The laying of the 157-kilometre-long section of the cable had started on November 20, and was finished on December 3, ahead of the schedule , according to report from daily Pobjeda, which cited the sources in the Italian company Terna S.p.A. The 136-kilometre-long section of the cable closer to Italy was installed earlier in 2015. The laying of the central part of the cable at the bed of the southern Adriatic Sea is scheduled for January 2017. The total length of the cable, which is planned to connect the facilities in the Italian city of Pescara and the Montenegrin Lastva Grbaljska village, is 455 kilometres.

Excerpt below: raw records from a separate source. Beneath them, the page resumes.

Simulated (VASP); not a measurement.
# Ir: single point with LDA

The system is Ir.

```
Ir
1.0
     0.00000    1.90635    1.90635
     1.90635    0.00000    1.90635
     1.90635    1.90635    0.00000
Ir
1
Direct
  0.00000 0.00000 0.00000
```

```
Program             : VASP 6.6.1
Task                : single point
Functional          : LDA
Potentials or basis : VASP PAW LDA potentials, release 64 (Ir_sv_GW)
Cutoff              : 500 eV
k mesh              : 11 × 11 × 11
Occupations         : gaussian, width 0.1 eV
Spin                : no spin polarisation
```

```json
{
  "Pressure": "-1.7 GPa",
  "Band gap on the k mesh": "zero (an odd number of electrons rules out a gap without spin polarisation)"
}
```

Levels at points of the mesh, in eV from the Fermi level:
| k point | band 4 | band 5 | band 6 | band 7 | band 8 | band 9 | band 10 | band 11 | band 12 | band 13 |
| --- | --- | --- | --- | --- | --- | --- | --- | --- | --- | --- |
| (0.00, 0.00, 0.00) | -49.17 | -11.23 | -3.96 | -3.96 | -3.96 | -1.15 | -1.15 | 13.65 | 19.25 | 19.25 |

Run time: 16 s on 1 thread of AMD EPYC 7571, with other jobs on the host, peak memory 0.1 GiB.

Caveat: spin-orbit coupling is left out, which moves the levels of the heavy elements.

Back in October, the Montenegrin transmission system operator (TSO) started works with the on-shore part of the cabling, in order to bypass Cape Jaz entry point on the way to the substation in Lastva Grbaljska. The works on substation “Lastva” and the 400 kV power line connecting Lastva, Čevo and Pljevlja are also in progress. The TSO, Montenegrin Power Transmission System (Crnogorski elektroprenosni sistem AD – CGES), said the substation investment is worth EUR 38.5 million, while the expenses for the Lastva-Čevo-Pljevlja power line are estimated at EUR 39 million.

The Montenegro-Italy Interconnection Project is expected to be finished by early 2018, with the cable’s nominal capacity of 1,000 megawatts (MW). The special cable-laying boat “Skagerrak” from the Norwegian branch of Nexans performed the task of putting the cable on the Adriatic seabed, along with an optic telecommunications cable.

Authorities in Montenegro say that transmission of the electricity would provide CGES with a decent income, based on the 20% stake in the power cable capacity. The cable is a part of the Trans-Balkans Corridor which will  connect Montenegro and other countries of the Western Balkan (Bosnia and Herzegovina, Serbia) with  the Western Europe via Italy.